Set snugly amongst the foothills of the Canadian Rockies, Calgary is a city that owes much of its personality, pastimes, and manic weather to the snow-capped mountains nearby. For many, Calgary is the perfect starting place to explore world-class skiing, but there’s more to Calgary. See what our new friends had to say about food, travel, sports, and Calgary’s best-kept secrets.
Angel Guerra and Angela Dione are the founders of Calgary’s Market Collective — an independent pop-up market that showcases local artists, artisans, designers, and musicians.
Market Collective began in 2008, inspired by the duo’s respective passions. Angela wanted to help fellow artists earn a sustainable living, instead of surrendering 50% of their profits to retail stores. Angel loved the idea of community building, sharing ideas, and live music. “We just meshed our ideas together and formulated one larger idea,” says Angel, “and that’s how Market Collective was born. Almost a decade later, the market is as much a part of Calgary as they are.
An avid skier when the market isn’t running, Angel describes Calgary as being the best of two worlds. An urban center with a strong creative industry and a growing creative class, with “lots of adventure right at its doorstep” thanks to the nearby Rocky Mountains. Over the years, Angela has tried moving to other cities and provinces, but returned every time. “I always come back for the community. It’s just a family of friends.”
That sense of community begins in Sunnyside, the quiet but active neighborhood she calls home, just northwest of downtown, across the 10th Street bridge. For a stellar meal nearby, Angela recommends Dairy Lane and the Sunnyside Organic Market. For Alberta beef, you’ll need to go a little further. Angela thinks Bridgeland’s Blue Star Diner has the best burgers in town, and for unbeatable steak, head to Charbar in the East Village.
Meanwhile, Angel is a regular at Bridgeland’s popular Shiki Menya, where the city’s best ramen has a cult following, and is only served until the day’s supply has run out. But when friends visit from out of town, Angel takes them to straight to Ten Foot Henry, a new “vegetable-forward” restaurant downtown.
And despite all of the creative and culinary opportunities Calgary serves up, both find time to be active.
In the warmer months, Angel rides the city’s vast network of bike paths. “I think Calgary has such phenomenal pathways. Going from Bowness to downtown, through Edworthy Park. That whole system is so beautiful.”

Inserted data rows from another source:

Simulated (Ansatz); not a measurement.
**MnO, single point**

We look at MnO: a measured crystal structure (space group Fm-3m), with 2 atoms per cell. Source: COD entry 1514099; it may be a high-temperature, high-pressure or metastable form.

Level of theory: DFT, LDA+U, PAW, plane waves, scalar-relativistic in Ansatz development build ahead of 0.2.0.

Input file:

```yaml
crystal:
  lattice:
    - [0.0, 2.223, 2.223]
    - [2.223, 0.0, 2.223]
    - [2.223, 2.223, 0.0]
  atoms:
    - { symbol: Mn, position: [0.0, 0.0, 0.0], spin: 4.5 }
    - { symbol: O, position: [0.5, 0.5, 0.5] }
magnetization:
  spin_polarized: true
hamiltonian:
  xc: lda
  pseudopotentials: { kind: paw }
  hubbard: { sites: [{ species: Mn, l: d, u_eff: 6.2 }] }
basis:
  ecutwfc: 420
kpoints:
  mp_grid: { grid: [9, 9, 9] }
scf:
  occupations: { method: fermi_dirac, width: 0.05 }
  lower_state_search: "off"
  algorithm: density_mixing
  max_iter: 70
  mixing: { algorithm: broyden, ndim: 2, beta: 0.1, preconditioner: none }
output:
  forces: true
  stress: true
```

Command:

Angela suggests running the stairs at McHugh Bluff, or a trip to Nose Hill — an 11-square kilometer natural area in the middle of the city, with hiking trails and ample wildlife. “I really love Nose Hill. It’s just a beautiful spot. You can pick wild sage and rose hip. There are deer. It’s just really nice to have such a vast, open, beautiful space in an urban setting.”
So what is Calgary's best kept secret? Angela points to the Kalamata Grocery Store, for the best olives and feta in town. Angel tethers her suggestion to the success and support they’ve enjoyed running Market Collective.
“I think the other best kept secret is that if you have an idea, you can make it happen in Calgary."